Welcome to griggs's film reviews page. griggs has written 1458 reviews and rated 2755 films.
This isn’t cosy “family life” so much as family admin. It’s not Ozu in style, but it’s got that Ozu-ish focus on routine — only here the politeness feels like a mask. Everything’s neat and well-mannered, yet you can sense the rot underneath, like someone’s sprayed air freshener straight onto a leak.
The family don’t come across as people so much as roles they’ve memorised. Dad’s basically a placeholder. Mum keeps the whole show on the road, but she’s weirdly powerless once she’s done running around after everyone. The older son coasts on being “the good one” until the younger starts catching up, and you can feel the smug little system wobble.
Then the tutor arrives and the mask slips. Things get coercive, there’s a creepy boundary-crossing moment with him that lands badly, and the most chilling bit is how fast the family tries to minimise it and carry on — as if the timetable matters more than the damage. That final dinner scene is the punchline: everyone going through the motions while the meaning drains away. It’s funny, then it isn’t, with a sharp jab at exam culture turning kids into results instead of people.
Some Westerns pretend the frontier is a fresh start. This one treats it like a life sentence. Man of the West is bleak on purpose — a hard, miserable ride with zero interest in comfort or myth.
Gary Cooper’s Link comes across as calm, decent, almost gentle, and the film leans into that. You’re waiting for the old violence to show itself, and when it does, it hits hard. Link ends up travelling with Billie (Julie London), and Dock Tobin’s gang won’t leave her alone. The key moment is nasty: Link turns the humiliation back on Coaley (Jack Lord) in a brutal reversal — less catharsis than cold shock — and it’s a blunt reminder of why people used to fear him.
Anthony Mann keeps the pressure on with sharp staging and boxed-in frames that make everything feel trapped. The ending doesn’t so much build as close in, until there’s nowhere left to go. Cooper isn’t the most flexible presence here, but Lee J. Cobb is unforgettable as Dock: feral, pathetic, terrifying, sometimes all in the same breath.

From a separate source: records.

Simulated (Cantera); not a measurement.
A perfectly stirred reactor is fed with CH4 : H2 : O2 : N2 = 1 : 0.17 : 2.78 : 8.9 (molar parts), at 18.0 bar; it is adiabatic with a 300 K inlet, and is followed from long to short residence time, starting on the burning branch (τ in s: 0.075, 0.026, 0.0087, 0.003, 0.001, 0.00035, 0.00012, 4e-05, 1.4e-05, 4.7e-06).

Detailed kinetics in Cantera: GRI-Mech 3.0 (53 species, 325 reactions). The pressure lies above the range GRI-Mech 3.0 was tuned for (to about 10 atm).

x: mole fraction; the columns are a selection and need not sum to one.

Some period films wear history like a stiff collar. This one loosens the tie, kicks over the furniture, goes absolute bonkers, and turns imperial Russia into a grand Hollywood fever dream. Every frame is stuffed with glorious detail — gargoyles, towering doors, obscene banisters — yet it never feels fussy. The costumes are a moving feast: big dresses, bigger attitudes, pure spectacle.
The excess has teeth. Catherine’s world is fairy-tale opulence with a nasty undertow: peasants barely register, soldiers are toys, and power treats people like props. There’s an early burst of torture and war that feels like it slipped through just before the Hays Code tightened the bolts.
Marlene Dietrich is the event. She begins wide-eyed and sweet, then sheds innocence like a cloak and becomes pure Dietrich: cool, sultry, in control. Von Sternberg carves light and shadow with such shameless relish it’s practically indecent. The Scarlet Empress isn’t accurate — it’s better: it’s cinema.
It feels like Miike starting to really stretch his legs: ambitious, grubby, and uninterested in playing nice. On paper it’s a neat hook — two brothers on opposite sides of the law — but in Miike-land nothing stays neat for long. Shinjuku Triad Society is also the first stop on his “Black Society” run (with Rainy Dog and Ley Lines), and you can sense him testing how far he can push things.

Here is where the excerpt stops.